Scott Tong Mar 16, 2012

Kai Ryssdal: If you’ve bought gas lately, the news today about inflation probably came as no surprise. The consumer price index rose last month — four-tenths percent. That, on the face of it, doesn’t sound like a lot. But it is, in fact, the biggest jump in 10 months.

OK, this is the point in most inflation stories where the disclaimer comes, where somebody points out that gas and food prices are volatile. They can rise and correspondingly fall pretty quickly — which is great.

But still, you’ve got to buy gas and food, so today’s situation is reminding some of inflation from days gone by. Here’s Marketplace’s Scott Tong to help jog our memory.

Scott Tong: As a young child of the ’70s, I can’t say I remember much. But Federal Reserve historian Allan Meltzer does. Gas prices tripled at one point. Prices for everything inflated.

Allan Meltzer: It got up to an average of 17 percent.

Paychecks struggled to keep up, and families suffered.

It began with the Nixon White House. It wanted money for the Vietnam War, and money in people’s pockets. So, Meltzer says, the Fed printed more.

Meltzer: It was a politically motivated decision. It did get more growth initially, but it also produced more inflation.

Which proved hard to tame -– and he fears policymakers are doing the same thing now.

To control prices, the Fed can boost interest rates. Unpopular economic spinach for a Fed chairman, until President Carter appointed Paul Volcker.

Meltzer: Volcker said to him, I’m going to be tougher on inflation than my predecessors. President Carter said that is what I want. I don’t think he understood exactly what he was asking for, because interest rates got to 20 percent or more.

Former Fed Vice Chairman Alan Blinder remembers those interest rates, from when he bought a car.

Alan Blinder: The bank wanted 18 percent and I called up my local credit union. And they only were charging 10 percent, because they hadn’t yet adjusted. And I dashed over to get that 10 percent rate.

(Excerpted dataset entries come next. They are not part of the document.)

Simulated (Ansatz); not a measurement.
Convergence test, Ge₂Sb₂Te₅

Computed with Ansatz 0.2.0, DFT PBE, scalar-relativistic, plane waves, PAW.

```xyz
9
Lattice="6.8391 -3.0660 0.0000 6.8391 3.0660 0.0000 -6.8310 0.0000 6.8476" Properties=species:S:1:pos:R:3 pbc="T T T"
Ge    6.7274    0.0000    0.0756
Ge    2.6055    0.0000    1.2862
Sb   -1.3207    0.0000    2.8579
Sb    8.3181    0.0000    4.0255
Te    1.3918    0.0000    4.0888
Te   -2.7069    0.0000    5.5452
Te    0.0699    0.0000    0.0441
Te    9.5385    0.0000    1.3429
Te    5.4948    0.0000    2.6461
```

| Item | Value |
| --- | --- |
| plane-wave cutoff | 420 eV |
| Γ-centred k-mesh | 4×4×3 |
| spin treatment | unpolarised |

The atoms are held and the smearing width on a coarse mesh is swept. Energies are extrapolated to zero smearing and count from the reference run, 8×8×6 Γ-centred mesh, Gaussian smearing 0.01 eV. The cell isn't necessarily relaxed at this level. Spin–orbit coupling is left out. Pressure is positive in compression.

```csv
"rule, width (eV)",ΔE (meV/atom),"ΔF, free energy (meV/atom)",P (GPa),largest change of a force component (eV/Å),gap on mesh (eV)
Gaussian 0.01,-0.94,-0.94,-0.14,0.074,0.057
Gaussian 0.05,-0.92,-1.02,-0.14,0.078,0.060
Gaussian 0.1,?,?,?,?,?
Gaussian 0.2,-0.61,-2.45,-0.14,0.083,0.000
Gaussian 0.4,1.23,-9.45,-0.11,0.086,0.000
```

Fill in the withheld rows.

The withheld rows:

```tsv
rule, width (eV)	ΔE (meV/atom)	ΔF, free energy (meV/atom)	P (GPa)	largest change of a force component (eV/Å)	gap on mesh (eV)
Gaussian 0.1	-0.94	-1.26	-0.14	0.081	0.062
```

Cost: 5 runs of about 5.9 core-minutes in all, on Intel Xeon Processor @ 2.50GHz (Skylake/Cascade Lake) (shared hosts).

High rates broke inflation by the early ’80s. But to get there, Volcker upset developers who couldn’t sell homes. At a speech this week, Volcker says even now, some walk up and call him an S.O.B. But others say…

Paul Volcker: My father bought government securities at 15 percent which put me through college. Thank you very much!

Inflation today is only 3 percent. But inflation hawks see it creeping up -– and they warn, do we really want to go through all that pain again?

In Washington, I’m Scott Tong for Marketplace.